You’d better get it right. It’s your first contact with an agent / publisher / reader. It gives the first clue to style, genre, voice. It sets the tone. It doesn’t need to be extraordinary, or shocking, or outrageously funny. But it does need to be strong.
Here are a few first lines from novels around my house. See if you can guess where they’re from. And what the author’s trying, if anything, to achieve. I’ve underlined what I regard as important words.
An easy one to start with:
1. It was a bright cold day in April, and the clocks were striking thirteen.
2. Someone must have been telling lies about Joseph K., for without having done anything wrong he was arrested one fine morning.
3. There was me, that is Alex, and my three droogs, that is Pete, Georgie, and Dim, Dim being really dim, and we sat in the Korova Milkbar making up our rassoodocks what to do with the evening, a flip dark chill winter bastard though dry.
4. In my younger and more vulnerable years my father gave me some advice that I’ve been turning over in my mind ever since.
5. My name was Salmon, like the fish; first name, Susie.
6. We slept in what had once been the gymnasium. The floor was of varnished wood, with stripes and circles painted on it, for games that were formerly played there; the hoops for the basketball nets were still in place, though the nets were gone.
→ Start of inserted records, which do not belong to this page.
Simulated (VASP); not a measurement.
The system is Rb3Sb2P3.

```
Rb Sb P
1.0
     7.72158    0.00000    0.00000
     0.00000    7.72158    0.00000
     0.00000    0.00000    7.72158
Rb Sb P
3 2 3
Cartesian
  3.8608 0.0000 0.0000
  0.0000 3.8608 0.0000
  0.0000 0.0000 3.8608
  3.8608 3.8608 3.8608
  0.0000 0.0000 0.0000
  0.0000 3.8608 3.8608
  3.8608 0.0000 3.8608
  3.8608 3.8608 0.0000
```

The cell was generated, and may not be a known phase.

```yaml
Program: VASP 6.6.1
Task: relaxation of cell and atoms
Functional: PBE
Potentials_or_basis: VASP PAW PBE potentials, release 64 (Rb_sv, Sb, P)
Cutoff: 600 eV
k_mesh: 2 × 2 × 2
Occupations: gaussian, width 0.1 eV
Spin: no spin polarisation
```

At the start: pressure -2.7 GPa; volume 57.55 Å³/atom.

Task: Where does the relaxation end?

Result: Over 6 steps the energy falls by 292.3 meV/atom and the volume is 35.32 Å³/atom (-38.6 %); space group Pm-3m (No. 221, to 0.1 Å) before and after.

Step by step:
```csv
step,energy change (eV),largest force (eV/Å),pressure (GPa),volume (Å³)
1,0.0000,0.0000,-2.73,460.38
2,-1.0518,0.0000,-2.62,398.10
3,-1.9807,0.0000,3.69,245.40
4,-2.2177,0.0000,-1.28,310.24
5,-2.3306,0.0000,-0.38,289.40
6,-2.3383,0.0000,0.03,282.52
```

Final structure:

7. For a man of his age, fifty-two, divorced, he has, to his mind, solved the problem of sex rather well.
8. The summer my father bought the bear, none of us was born – we weren’t even conceived.
9. Chapter 2 It was 7 minutes after midnight. The dog was lying on the grass in the middle of the lawn in front of Mrs Shears’ house.
10. My mother began me one evening in 1968 on a table in the café of the town’s only cinema.
11. Two former lovers of Molly Lane stood waiting outside the crematorium chapel with their backs to the February chill.
12. The first thing that strikes you is how much he's spinning the ball.